#Changethemodel: TV

Lauren Richards on why social media isn't TV ads' saviour.

This Forum column (originally published in strategy’s Fall TV magazine) raises issues that need addressing, and is the kick-off for a MiC series talking to stakeholders about the changes needed across the Canadian media landscape.

Spring is renewal time for the networks, stations and their content offerings. Out with the old, in with the new.
The pomp and circumstance begins in New York with the upfronts and the “new front” jockeying for position in this key selling season.

What the heck is the “new front,” you ask? Well, it’s a consortium of some of the other major media players – most notably Google, Microsoft and Hulu – vying for media spend commitments at the same time, given that precious advertising dollars are being locked up in this long-standing selling strategy of the U.S. networks.

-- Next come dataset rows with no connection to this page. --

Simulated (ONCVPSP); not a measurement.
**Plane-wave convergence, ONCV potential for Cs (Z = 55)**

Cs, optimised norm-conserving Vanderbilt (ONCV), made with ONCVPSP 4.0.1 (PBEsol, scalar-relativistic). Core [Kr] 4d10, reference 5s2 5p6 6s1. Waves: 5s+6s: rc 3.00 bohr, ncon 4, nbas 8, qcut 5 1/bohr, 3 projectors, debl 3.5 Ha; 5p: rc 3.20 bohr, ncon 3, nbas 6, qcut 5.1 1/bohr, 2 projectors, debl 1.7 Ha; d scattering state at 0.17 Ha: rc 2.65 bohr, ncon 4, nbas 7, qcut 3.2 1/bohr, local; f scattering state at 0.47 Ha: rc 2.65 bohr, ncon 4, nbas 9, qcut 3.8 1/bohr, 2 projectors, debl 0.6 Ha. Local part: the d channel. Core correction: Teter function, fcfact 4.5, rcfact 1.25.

The Canadian upfront presentations also saw each major player touting their wares, claiming victories, taking stabs at their competitors and explaining their key position in this consolidated multi-media universe.

On both sides of the border there’s been a lot of talk about social media, clearly building upon the power of television, illustrating that it’s alive and well given the extent of social conversation about TV content. After all, people are tweeting, chatting and texting about its stars, its content.

At the NBC presentation it was bravely admitted that one-third of content is being time-shifted and the currency of evaluating television needs to change. On this point I couldn’t agree more.

I do find it surprising that there has been very little talk about improving the effectiveness of our television evaluation even though we are years behind the U.S. It was five years ago that the American market moved to commercial ratings versus program ratings, after much pressure from the advertising, and most notably, client community. Five years ago!

We’ve since learned that different programs were holding audiences to different degrees, as were different stations, especially significant in the cable channel universe where the stations are programmed to a specific genre.

They learned what programs were PVR’d more often than others, which were watched within three days of taping and which were watched later on. More importantly, not only did they learn all of this because it became the evaluation currency, they started paying for programs based on the performance of the commercials in a program, not for the program itself.

All advertisers are struggling with how much to spend and how to make this spend more effective at building sales. So isn’t it odd that the Canadian market has had such a lackadaisical attitude to audience differences of sometimes up to 20%? The average primetime difference in most studies has resulted in a 5 to 7% shortfall, but from program to program the differences are up to 20% and often 10%.

Moreover, it has often been reported that the U.S. market changed the currency seamlessly, with very little difficulty through the transition. But that was five years ago and this isn’t enough anymore.

Engagement with our messaging has to become the driver for accountability. Yes, it’s exciting that viewers are engaging in social media conversation about television content. Yes, I believe this conversation promotes further interest in the program and/or station at the centre of this conversation. And it’s very exciting that viewers can have options to be their own TV programmer in terms of where, when and on what device they want to watch the content.

But is the fact that television programming is often at the centre of social media dialogue helping the engagement with brand messaging? I think not.

If people are being encouraged to engage further with a show, it is often happening during the viewing of the show itself. Which usually means during the commercial breaks and it’s another distraction from the messaging that is funding that content. And I didn’t hear any of the television executives talk about how they are going to protect or grow commercial viewing engagement.

But since it’s not even measured, and if they don’t have pressure to change, why would they?